If the forum will indulge a question from a rank amateur, I need some advice as to how to evaluate the condition of a classical guitar that I believe has had its neck reset. I have the instrument on approval over the weekend but unfortunately the FedEx guy came late enough that I missed my chance to take it to my normal repair-luthier.
It's a 1976 "M. Sakurai" supervised by M. Kohno and given its age the guitar is in near immaculate condition. One major fingernail-sized ding on the cedar top and a few pinpricks here and there on the rosewood back but otherwise just about new looking. The action is low (0.110" treble, 0.135" bass) with tons of saddle remaining and the strings sit 0.550" above the top at the bridge. A straightedge on the frets intersects the bridge maybe 1/16" below the top of the bridge. Basically I couldn't be more pleased with the playability and all the pertinent angles and so forth.
Here's the thing. There is a slightly jagged break in the lacquer finish where the heel cap meets the top of the body. And the last three frets on the fretboard extension curve down toward the soundhole quite noticably. There isn't a hint of a "kink" in the fingerboard where it crosses the body joint at the 12th fret. Just that little curvature down at the last couple frets. By the way this guitar supposedly has a Fleta-style dovetail joint like all Kohno guitars so if there was a neck reset it did not involve a slipper foot as best I know.

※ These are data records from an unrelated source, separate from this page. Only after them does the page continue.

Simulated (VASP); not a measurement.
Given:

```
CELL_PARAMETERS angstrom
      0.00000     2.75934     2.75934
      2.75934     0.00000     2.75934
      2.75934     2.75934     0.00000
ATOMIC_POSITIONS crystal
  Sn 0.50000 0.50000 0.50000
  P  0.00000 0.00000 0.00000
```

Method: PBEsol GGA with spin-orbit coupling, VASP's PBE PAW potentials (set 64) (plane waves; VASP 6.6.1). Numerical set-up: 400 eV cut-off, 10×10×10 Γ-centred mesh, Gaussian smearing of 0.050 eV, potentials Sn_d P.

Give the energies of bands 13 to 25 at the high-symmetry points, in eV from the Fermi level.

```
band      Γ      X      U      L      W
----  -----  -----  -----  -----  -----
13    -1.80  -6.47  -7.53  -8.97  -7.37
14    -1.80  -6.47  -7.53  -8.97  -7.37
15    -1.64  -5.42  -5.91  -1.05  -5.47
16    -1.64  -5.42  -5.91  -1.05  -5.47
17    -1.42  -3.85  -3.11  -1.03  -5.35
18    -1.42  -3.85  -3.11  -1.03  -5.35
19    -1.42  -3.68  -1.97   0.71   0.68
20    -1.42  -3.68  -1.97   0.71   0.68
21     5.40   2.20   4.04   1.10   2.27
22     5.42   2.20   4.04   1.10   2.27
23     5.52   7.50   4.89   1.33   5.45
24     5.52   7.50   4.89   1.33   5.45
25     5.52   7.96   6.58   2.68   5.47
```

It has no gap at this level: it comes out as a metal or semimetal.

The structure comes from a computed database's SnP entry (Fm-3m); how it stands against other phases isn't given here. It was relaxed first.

Two questions. Am I correctly reading the fretboard-extension curve and break in the lacquer at the heel cap? Isn't that a sure sign of the neck being off at some point? And assuming it has had a neck job, I'm tempting to take that as a good thing. A guitar that's 32-years-old with a cedar top would surely have high action by now otherwise, even with nylon strings (although at 659mm scale length there's plenty of tension involved). I figure someone saved me a neck reset a few years hence and now it'll be a couple decades before I need any serious work done--assuming it's a good neck reset that is.
What should I look for as signs of a half-done or problematic neck reset on this kind of guitar. I know next to nothing about classical-guitar construction and setup. Honestly, I'm so happy the guitar is otherwise immaculate that I really don't want to look too hard for trouble unless it's something important, you know?
P.S. Is it just me or could that back wood almost pass for some old, well-quartered Brazilian instead of EIR.